Thursday, December 7, 2006

by: Luis Carpio

"The future has many names. For the weak, it is the unattainable. For the fearful, it is the unknown. For the brave, it is opportunity." Victor Hugo

In the 90's, Greater Caribbean Integration was dealt severe blows when the "Banana Wars" and talks regarding a future, though ill fated (in retrospect) "Free Trade Area of the Americas" (FTAA) drew our gaze towards far-off shores, leaving a hole in the budding integration movement inspired by the Report of the West Indian Commission ironically titled (20/20 hindsight again): TIME FOR ACTION.

Subsequent reactions weakened the concept of comprehensive regional integration beyond tariff talks and later, as the FTAA talks began to collapse in the wake of regional political realignment, centripetal forces drew almost all our efforts towards the attainment of bilateral deals of three basic types:

Fortunately, this trend has been tempered by the healthy realisation that trade liberalization alone, particularly for a region with such varying sizes and levels of economic development, is unsustainable in the absence of cooperation and coordination in foreign policies, political harmonization and socio-economic development.

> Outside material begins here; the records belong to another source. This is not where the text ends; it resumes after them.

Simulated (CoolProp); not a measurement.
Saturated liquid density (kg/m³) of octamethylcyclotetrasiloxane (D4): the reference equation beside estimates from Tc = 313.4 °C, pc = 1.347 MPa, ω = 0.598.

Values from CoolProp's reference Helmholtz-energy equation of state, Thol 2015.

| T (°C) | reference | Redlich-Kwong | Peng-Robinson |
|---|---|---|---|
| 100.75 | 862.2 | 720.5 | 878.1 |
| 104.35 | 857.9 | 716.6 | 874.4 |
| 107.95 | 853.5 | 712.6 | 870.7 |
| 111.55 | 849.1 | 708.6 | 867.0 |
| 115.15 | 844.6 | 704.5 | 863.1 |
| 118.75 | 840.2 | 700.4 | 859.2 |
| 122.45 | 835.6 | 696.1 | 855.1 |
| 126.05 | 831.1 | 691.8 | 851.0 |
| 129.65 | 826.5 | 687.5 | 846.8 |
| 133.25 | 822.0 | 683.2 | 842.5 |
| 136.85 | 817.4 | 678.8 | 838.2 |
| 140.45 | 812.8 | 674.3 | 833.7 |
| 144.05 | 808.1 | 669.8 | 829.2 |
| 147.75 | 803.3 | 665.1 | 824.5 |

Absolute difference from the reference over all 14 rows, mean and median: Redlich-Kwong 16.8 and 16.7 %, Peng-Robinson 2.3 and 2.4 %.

That there is any life left in Greater Caribbean integration is a testament to the enlightened stubbornness of some leaders who recognise that comprehensive integration is the key to the economic and social development strategies of the countries of the region. This concept takes into account other themes of our integration (transport, natural disasters, sustainable tourism and non-tariff trade issues) which are sine qua non requirements for the sustainable development of at least 28 States and territories existing in a sea that can be either moat or bridge.

In the post colonial era, Greater Caribbean States and territories have, to varying degrees, benefited in the short and medium terms from their different relationships with erstwhile metropolis. Today, the long range view reveals that this is no longer a viable option, particularly as the expansion of the European Union to include ten new members from the East now puts our special friends in Europe in the minority, at a time when the EU will have to look ever inward in order to absorb the new countries.

As is often the case, events towards year's end, more than marking the end of the old an era, tend to herald the beginning of the new. On 16th November, an appeal was set in motion at the WTO against the EU's preferential access to bananas from Africa, the Caribbean and the Pacific. The move comes on the heels of the statement by Prime Minister Tony Blair at the Caribbean Investment Summit on 2nd November to the effect that European trade preferences for the Caribbean can only decrease and, eventually, disappear. At the same event, Barbadian Prime Minister Owen Arthur said: "The crushing reality is that persistent demands for protectionism and permanent non-reciprocity for the Caribbean will ... be treated either with polite bemusement but indifference by some or with outright opposition"

To be sure, a dissertation on countries' sovereign right to get the sweetest deal possible on bread-and-butter issues is not worth The Guardian's fine ink. However, taking a cue from Marx' admonition about history repeating itself (first as tragedy, then as farce), care should be taken to prevent this single issue from once again polluting the Greater Caribbean's integration agenda as a whole, particularly now that both we and our institutions (especially the ACS and CARICOM) are more mature.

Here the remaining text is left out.